What is inflation and how does it fall?
Inflation is the rate at which the prices of goods and services increase over time. It is typically measured as a percentage change in the Consumer Price Index (CPI), which is a basket of goods and services that are commonly purchased by households.
Inflation can be caused by a number of factors, including:
Excess aggregate demand: This occurs when there is more money chasing too few goods and services. This can happen when the economy is growing rapidly or when the government prints too much money.
Cost-push inflation: This occurs when the cost of producing goods and services increases, such as due to higher wages or raw material prices.
Supply shocks: These are unexpected events that reduce the supply of goods and services, such as a natural disaster or a war.

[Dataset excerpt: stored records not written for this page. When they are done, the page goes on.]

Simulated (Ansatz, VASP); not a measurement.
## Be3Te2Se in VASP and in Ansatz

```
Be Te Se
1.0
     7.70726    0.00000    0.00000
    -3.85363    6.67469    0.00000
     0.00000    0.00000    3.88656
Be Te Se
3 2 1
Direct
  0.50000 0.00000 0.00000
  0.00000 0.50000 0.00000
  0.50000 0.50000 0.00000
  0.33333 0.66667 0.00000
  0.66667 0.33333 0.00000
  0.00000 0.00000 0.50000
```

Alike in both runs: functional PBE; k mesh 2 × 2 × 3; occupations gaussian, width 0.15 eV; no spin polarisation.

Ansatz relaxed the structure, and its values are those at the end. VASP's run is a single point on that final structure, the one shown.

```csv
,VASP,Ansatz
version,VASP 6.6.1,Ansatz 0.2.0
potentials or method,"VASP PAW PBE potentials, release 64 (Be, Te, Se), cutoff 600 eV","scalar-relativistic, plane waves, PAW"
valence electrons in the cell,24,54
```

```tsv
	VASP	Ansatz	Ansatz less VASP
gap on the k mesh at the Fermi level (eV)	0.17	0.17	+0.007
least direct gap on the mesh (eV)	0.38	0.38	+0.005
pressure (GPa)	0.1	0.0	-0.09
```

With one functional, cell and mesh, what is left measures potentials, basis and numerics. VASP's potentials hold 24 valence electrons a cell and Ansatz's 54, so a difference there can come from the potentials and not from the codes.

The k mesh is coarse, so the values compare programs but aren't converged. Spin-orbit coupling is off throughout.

Inflation can have a number of negative consequences for the economy. It can erode the purchasing power of consumers and businesses, and it can lead to uncertainty and instability.
How does inflation fall?
Inflation can fall when the factors that are driving it subside. For example, if excess aggregate demand is the cause of inflation, then inflation may fall if the economy slows down or if the government raises taxes or interest rates. If cost-push inflation is the cause, then inflation may fall if the cost of producing goods and services decreases. And if a supply shock is the cause, then inflation may fall if the supply of goods and services increases.
Central banks play a key role in keeping inflation under control. They do this by using monetary policy tools to influence the supply of money and interest rates. For example, if central banks are concerned about inflation, they may raise interest rates to make it more expensive to borrow money. This can help to reduce aggregate demand and bring inflation down.